Tuesday, January 5, 2010

Laying Low

As the days tick away, my lack of progress becomes worrisome. I thought it might be instructive to see this process through a map of the garden; in green are the bed areas that are now pruned. I'll update this once a week.

Our first ship date of the year at the nursery has kept me very busy since Thursday. Our first roses to Taiwan shipped today, and the red tape was excessive. But, I managed to get everything wrapped up and ready to go yesterday. Then, I walked out of the shipping room, stepped on a wet leaf and flew off the loading dock and down to the ground, mashing my knee and ankle.

Today was spent largely in bed trying to recuperate and get the swelling to go down. Right hand, right knee; they really are very necessary to the pruning process. So, it looks like I won't get right back to pruning. I was forced to cancel my presentation to the Pleasant Hill Garden Club tonight, but I am hoping that I will still be able to go to Ventura on Friday to do a Saturday morning demonstration/talk on pruning for the Gold Coast Heritage Roses Group.

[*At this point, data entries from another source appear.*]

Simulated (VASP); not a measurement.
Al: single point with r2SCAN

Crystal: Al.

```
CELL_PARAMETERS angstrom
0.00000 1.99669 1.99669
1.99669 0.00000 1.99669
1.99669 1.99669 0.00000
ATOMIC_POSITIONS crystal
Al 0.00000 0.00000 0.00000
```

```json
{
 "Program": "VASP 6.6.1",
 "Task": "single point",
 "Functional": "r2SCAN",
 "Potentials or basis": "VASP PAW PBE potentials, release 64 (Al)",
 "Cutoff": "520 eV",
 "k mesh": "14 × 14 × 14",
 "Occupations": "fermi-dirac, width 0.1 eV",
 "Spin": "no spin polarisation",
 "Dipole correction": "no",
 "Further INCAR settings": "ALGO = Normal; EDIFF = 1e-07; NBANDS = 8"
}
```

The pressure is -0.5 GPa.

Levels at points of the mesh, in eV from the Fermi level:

Meanwhile, I've been thinking about your responses to my postings. I've had several lovely emails, a mixture of astonishment and gratitude over what I've been trying to do. Our poll is fascinating. Nearly half of you have nearly one hundred roses to prune. A nice average, but do you realize that between you that's about 9000 roses? Wow!

I'm shocked that nine readers have indicated that they each have thousands of roses to prune. What I'd really like to do for the next two days is sit back and read what they have to share about their challenges! I can't help wondering where their gardens are, and what they grow. I can guess who some of them may be; I've been an enabler for rose collectors for years now and have turned a few friends into fanatical rose lovers.

I do promise that tomorrow I'll get back to the nuts and bolts on this blog, and continue to share some thoughts on pruning roses—some thoughts that will make you think!

1 comment:

  1. Hi Gregg, Sorry to hear about your fall. I hope it wasn't too serious. That was the last thing you needed!
    Today I hope to prune my plant of Monsieur Tillier. It'll probably take me as long to prune as it took to do six other teas nearby - it is so huge! After eight years in the ground it's about ten feet wide and eight high. It is always the last tea to finish blooming and the first to start up again in the spring. Well, maybe second to take off after General Schablikine, next door. The base of the plant is as thick as my arm.
    This month my goal is to make it a habit to prune one day, hike/run the next. I've found that pruning is a great form of stretching all those tight muscles, with all the squatting, bending over, and squeezing into places I've created with a little overplanting here and there!
    I'm jealous of your dog. I need a gopher hunter here! My young terrier/poodle? mix would love to get a gopher, but hasn't had any luck yet. Did you train yours to catch gophers? My boy only digs when and where I give him permission, but never gets any prey. The other day he was mortified to see my eighteen year old feeble cat with a gopher in her mouth, sitting at the door. I wanted to take her catch and burn it outside, so I could spread the ashes around (it worked once before to repel them!) but I couldn't do it. She hadn't caught one in so long it didn't seem fair to steal her trophy from her.
    Good luck, and thanks for keeping the tips simple!!